On Sunday June 16th I got up early and took off on my bike for a ride I had been planning to do for quite awhile. Heading North in Calgary along Deerfoot Trail from my home in Dover I rode north over Nose Hill Park and then, knowing it was Father's Day, I gave my Dad a call as I looked out across Calgary to the Rocky Mountains.
Calgary - June 23, 2013 - On Sunday June 16th I got up early and took off on my bike for a ride I had been planning to do for quite awhile. Heading North in Calgary along Deerfoot Trail from my home in Dover I rode north over Nose Hill Park and then, knowing it was Father's Day, I gave my Dad a call as I looked out across Calgary to the Rocky Mountains.
Returning to my ride it didn't take me long Before I was at the Bow River and then riding along the Elbow which winds its way south through Calgary. I remember thinking how a year earlier when Sheila and I had moved into Calgary from Strathmore all of the underpasses on the path were closed because of some minor flooding.
Something which is quite typical as the river rises due to melting and runoff in the mountains. I thought how lucky we were that the water level was so low this year. I finished my 105km ride around Glenmore Reservoir, through Fish Creek Park and north back to what Sheila and I call the ’Cliffs of Dover’, because it sits high up overlooking the city to our west. Then all hell broke loose.
The Calgary Flood
I can now say I've lived through two natural disasters... the Great Ice Storm of ’98 in Eastern Ontario and now The Great Calgary Flood. I can honestly say if you're going to have a natural disaster... pick the ice storm. Ice melts slowly, water gets everywhere and destroys everything in its path.
That water just beyond the highway is a golf course. It's now part of the Bow River.
From my vantage point in Dover things seem pretty calm. If I didn't follow the news and log on to Twitter I would probably never know of the carnage to the west of where I live. Only one and a half kilometres away the Inglewood Golf and Curling Club is part of the Bow River. The bike path I rode through much of Calgary only days before is under 10 or more feet of water in places and tens of thousands of my fellow Calgarians are in shelters because of a mandatory evacuation. Places I visit often like Bragg Creek on the edge of Kananaskis country is underwater, Canmore at the entrance to the Rockies is devastated. These are places that are picture postcard perfect and now they're waterlogged beyond belief. As of this writing three people have lost their lives in High River south of Calgary.
9th Avenue at 4th Street. The building behind me has 10 feet of water on its lower floor.
Being detached from the flooding I took off on my bike on Friday morning to see if I could make it downtown and get some pictures. It wasn't easy as the paths I usually take were underwater. Winding my way west I eventually got on to 9th Avenue and started seeing the extent of the water damage downtown. Water on some streets was as deep as the hubs on my bike and the water was still rising. People with cameras and smartphones clicked pictures and videos, their eyes wide open in amazement. I stopped to speak to a man who has lived in Calgary for 35 years and he told me he'd never seen anything like it. An underpass at 9th Ave and 4th Street was filled with water, the sign stating 4.5 metre clearance hanging underneath being lapped with flood water. The Enmax building next to it was 10 feet deep in water after the water broke through its windows. 17th Ave leading to the Saddledome was 15 inches deep as we started to hear stories that the arena itself had water up to the 14th row of seats. The Bow River was now so high that the pedestrian walkway hanging under the Centre Street Bridge was almost completely engulfed by the raging river.

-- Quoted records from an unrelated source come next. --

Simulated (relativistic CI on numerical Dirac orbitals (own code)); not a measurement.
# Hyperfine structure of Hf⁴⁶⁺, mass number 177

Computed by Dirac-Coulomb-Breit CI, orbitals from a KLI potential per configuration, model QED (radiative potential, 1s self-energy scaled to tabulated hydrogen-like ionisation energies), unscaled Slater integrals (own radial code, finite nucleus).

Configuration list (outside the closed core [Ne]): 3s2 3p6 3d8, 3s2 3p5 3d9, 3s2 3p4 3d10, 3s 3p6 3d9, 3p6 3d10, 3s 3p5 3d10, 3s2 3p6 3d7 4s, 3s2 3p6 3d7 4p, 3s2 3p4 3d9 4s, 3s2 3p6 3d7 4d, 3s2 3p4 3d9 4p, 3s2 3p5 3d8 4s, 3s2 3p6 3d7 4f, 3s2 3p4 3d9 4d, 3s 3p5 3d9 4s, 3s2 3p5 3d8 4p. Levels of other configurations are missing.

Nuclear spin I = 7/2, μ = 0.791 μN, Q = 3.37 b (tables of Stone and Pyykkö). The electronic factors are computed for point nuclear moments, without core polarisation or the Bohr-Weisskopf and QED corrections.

The Saddledome is flooded with water. Now you can see why.
The word surreal came to my mind as I rode around Calgary, constantly having to backtrack as streets I had ridden an hour and a half before were now impassable. I've heard other people say it as well. After all this is a major Canadian city that's flooded.
I rode in deeper, but the water was up past my waist 10-15 feet behind me.
Having now had the experience of these two disasters, the Ice Storm in 1998 and this huge flood, I can rightfully say they have a common thread. The spirit of the people. Like the great people of Cornwall, Ontario where I lived, the people of Calgary are pulling together to pull through. While the devastation is unimaginable, pride in their city and province gives them strength. It's a joy to behold.
In closing, it seems almost surreal (there's that word again) to ask you for your assistance in helping to rebuild Calgary and all the wonderful communities just east of the Rockies, but we need your help. I have no doubt the cost of this flood will be in the billions. If you have a few dollars to give just click the link below. Calgary will rebuild with your help and be better than ever. -
The Canadian Red Cross
A screen capture of me on The National. Two hours earlier I rode up the same street and the water was at my hubs.
One more thing. I was flipping channels at midnight on Friday night when I got to the CBC and they were covering the flood in Calgary. I stopped and watched for a moment and spotted a guy riding his bike into some deep water. He looked familiar. I rewound my DVR and realized it was me. That's the moment when I realized you need to turn around when the water gets as high as your handlebars. The picture immediately above is me just after I waded out of the torrent.